This Week's Challenge

Identify one specific situation you have been trying to manage on your own and spend ten intentional minutes this week handing it to the Lord in prayer.

Transcript

A Diplomatic Mistake Becomes a Military Crisis

If you were here last week, Brad walked us through Joshua 9 and the Gibeonite deception. A people group dressed in worn-out clothes and packed stale bread to make Israel think they were travelers from a distant land. Israel made a peace treaty with them without consulting the Lord. Three days later, they discovered their new allies lived right next door.

That is where chapter 10 opens. The unauthorized covenant that Israel never should have made is about to become a military flashpoint. And what happens next gives us the fullest, most dramatic demonstration of the central thesis of this entire book: God is the primary actor who fights for His people. That theme has been present since chapter 1, but here it comes into high-definition clarity.

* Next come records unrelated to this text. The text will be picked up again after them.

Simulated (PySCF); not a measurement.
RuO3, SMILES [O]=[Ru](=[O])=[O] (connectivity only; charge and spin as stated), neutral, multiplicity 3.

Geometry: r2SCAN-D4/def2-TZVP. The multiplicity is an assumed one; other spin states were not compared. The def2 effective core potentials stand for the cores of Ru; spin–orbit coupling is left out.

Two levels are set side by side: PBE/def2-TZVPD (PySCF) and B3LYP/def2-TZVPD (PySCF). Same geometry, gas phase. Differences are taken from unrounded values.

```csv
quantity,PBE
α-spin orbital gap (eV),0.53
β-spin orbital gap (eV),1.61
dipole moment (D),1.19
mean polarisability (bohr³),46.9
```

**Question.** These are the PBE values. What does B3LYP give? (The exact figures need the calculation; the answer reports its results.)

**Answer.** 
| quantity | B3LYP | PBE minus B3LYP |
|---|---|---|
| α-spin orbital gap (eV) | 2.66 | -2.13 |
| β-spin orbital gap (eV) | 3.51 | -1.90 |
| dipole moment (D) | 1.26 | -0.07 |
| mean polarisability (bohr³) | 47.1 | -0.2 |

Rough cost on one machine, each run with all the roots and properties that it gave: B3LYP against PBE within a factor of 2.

The Opposition Has Been Escalating

Before we get into the text, here is something worth noticing. The opposition has been increasing the entire time. The battle of Jericho was one city with no army in the field. Then Ai drew two cities into the fight. Now in chapter 10, five kings with five armies are marching together. And by the time we reach chapter 11, the northern coalition will number like sand on the seashore.

The closer Israel gets to full possession of the land, the larger the opposition becomes. Here is what is true for us today: as we grow closer to Christ, as we pursue Him with more of our hearts and minds and strength, we will find ourselves under greater spiritual attack. The more you move toward generosity, honesty, and holiness, the more resistance you are going to encounter.

Three Groups. Same News. Three Responses.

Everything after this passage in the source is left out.